Last weekend, my hubby and I had the pleasure of attending a wedding together. One of Sacha's buddies from high school and college finally found the girl of his dreams, and we were overjoyed to celebrate such a wonderful day with them. After we sent in our RSVP for the wedding a few months ago, Sacha's friend said, 'We'll be so excited to see you, and we're really looking forward to meeting your kids!' After Sacha told me this, I felt slightly guilty. You see, we had already decided not to bring the kids along to the wedding.

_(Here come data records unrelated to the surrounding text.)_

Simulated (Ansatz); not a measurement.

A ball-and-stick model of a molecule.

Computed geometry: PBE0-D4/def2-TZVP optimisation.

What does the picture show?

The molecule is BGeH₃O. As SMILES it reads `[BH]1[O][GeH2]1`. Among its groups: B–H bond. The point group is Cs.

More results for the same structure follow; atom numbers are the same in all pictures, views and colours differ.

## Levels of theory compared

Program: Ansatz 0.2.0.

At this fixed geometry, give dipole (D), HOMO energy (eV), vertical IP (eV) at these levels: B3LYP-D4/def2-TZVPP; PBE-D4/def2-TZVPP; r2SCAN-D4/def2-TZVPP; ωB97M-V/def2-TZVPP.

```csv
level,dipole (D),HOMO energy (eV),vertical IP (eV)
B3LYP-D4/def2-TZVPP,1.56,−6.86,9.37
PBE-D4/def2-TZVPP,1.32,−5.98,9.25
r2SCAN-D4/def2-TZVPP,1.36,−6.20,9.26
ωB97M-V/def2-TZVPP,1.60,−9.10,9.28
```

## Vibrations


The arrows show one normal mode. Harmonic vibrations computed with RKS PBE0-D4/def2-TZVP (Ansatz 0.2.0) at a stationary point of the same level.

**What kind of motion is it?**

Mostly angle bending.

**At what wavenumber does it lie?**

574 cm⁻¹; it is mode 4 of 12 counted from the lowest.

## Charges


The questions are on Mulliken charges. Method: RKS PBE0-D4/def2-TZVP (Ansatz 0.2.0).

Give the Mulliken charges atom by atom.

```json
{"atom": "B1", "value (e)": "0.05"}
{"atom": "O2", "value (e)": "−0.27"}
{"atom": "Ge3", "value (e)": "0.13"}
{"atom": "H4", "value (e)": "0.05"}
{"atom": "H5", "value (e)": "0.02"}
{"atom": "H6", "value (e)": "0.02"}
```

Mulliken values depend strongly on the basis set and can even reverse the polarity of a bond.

It may sound selfish, but we know our kids. If we brought them to the wedding, the little one would be crying for mommy's 'bup' and I wouldn't be able to wear a cute dress... she would constantly be asking to nurse. Our older child would be bored, and he wouldn't be shy about letting anyone know it. He'd be crying for a phone to play on or tablet to watch. We'd be the ones having to get up from our seats during the ceremony, and standing near the back with our wiggle worms. We wouldn't have been able to enjoy the reception, with the lovely sit-down dinner, dancing, and endless cocktails. We wouldn't have been able to hear the toasts and speeches. We wouldn't have been able to catch up with old friends around the bonfire, or send the happy couple off with a gigantic arch of sparklers once it became dark, and we probably would have had to leave early.
So yeah, we left the kids at home with Sacha's mom, and those few hours that we got to spend alone were glorious. It had been months since we last had a night out together. We got to talk, we laughed, we drank, and were reminded that we're still 'us.'
When we got home later that night, we kissed our babies, who were sound asleep, and were greeted with big smiles and hugs when they woke up the next morning. I soaked in that moment, loving every second. I missed them while we were away from them, but I also miss my husband a lot of the time, even when we're sitting right next to each other. We promised each other to build in more 'us time,' and to be better about not feeling so guilty about leaving the kids for just a few hours. The time apart is good for them, and it's good for us. We're looking forward to a family trip to VA next weekend, and then I'll be looking forward to a couple of days away with just my hubby as we celebrate our 10 year anniversary in November. Finding the right balance isn't always easy, but we know how imprtant it is to find that time to celebrate our relationship, even if it means being alone every now and then.
When was the last time you had a date with your spouse or significant other?
If you're a parent, do you ever feel guilty about leaving your kids?